Twelve months, 50,000 words each, and romance is short, so — nearly eight novels a year. Didn’t she get writer’s block?

“No, not really.”

My laugh must have acquired a slight manic edge, because Schmidt adds kindly, “You know, I might be writing 50,000 words of absolute garbage. But,” and her tone seems admonishing, “they say you can’t edit a blank page.”

After her online writing circle disbanded a year and a half ago, Schmidt found herself in need of new support structures. When she walked into her first CTRWA meeting, she felt immediately that she had found “her people,” and a more senior member took an interest in her work.

“She loved it. She became my Yoda,” Schmidt recalled. Schmidt’s Yoda introduced her to her agency, which eventually led to a three-book deal with Entangled, a major e-books publisher. Schmidt’s Yoda was Kristan Higgins, the chapter’s patron goddess.

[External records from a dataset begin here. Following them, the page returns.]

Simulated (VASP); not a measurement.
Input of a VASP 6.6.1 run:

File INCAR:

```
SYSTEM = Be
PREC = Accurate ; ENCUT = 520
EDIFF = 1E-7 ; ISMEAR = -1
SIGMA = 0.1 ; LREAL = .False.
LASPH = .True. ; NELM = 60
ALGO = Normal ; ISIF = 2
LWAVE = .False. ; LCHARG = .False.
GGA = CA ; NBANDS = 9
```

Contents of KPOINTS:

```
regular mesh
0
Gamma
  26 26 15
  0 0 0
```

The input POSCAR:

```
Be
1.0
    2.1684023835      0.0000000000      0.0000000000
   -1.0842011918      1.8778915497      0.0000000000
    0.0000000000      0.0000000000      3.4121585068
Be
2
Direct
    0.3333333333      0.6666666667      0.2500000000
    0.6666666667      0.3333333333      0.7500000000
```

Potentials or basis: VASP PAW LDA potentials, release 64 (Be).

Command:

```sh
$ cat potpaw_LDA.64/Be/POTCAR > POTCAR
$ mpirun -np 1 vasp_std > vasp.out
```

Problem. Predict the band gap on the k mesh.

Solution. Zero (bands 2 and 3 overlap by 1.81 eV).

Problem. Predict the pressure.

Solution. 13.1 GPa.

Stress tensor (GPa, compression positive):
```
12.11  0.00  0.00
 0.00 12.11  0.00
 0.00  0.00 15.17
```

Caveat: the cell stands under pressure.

Kristan Higgins, New York Times/USA Today best-selling romance author, writer of “down-to-earth romantic comedies,” two-time RITA award winner and self-described “Grande Dame” of the CTRWA, is stunningly easy to reach. She answers all her fan mail, physical and electronic. She tweets back. Over the phone, it’s immediately apparent just what it is about her that keeps readers coming back for more, at the rate of two novels a year. Higgins’ voice is smooth and buoyant, poised to laugh. It glows warm with the deep serenity of the improbably successful.

Kristan Higgins gives a great interview. She is gracious and self-deprecating. With nary a pause or hitch, she serves up line after shining line about how much she loves her job, about how well publishing has treated her. She confides that she has found it harder to write now, under contract, than when she was just starting out. She argues that the surge in the genre’s popularity has proven that the critics had underestimated how much people need comfort food in their lives. She feeds me a few “universal truths”: it’s very difficult to write a book. Writing a story requires a commitment to breaking your own heart.

Despite her position as CTRWA’s patron goddess, Higgins did not rise from among their ranks. Rather, she joined the group already a successful novelist — she and her first book debuted at the 2007 national convention. Others lose years to their efforts, joining the organization for structure and guidance. What Higgins sought was community, a band of comrades who would make the labor of writing a little less lonely. Today, some of them are her closest friends. She calls her attitude towards romance writers at large “stupid but cheerful.”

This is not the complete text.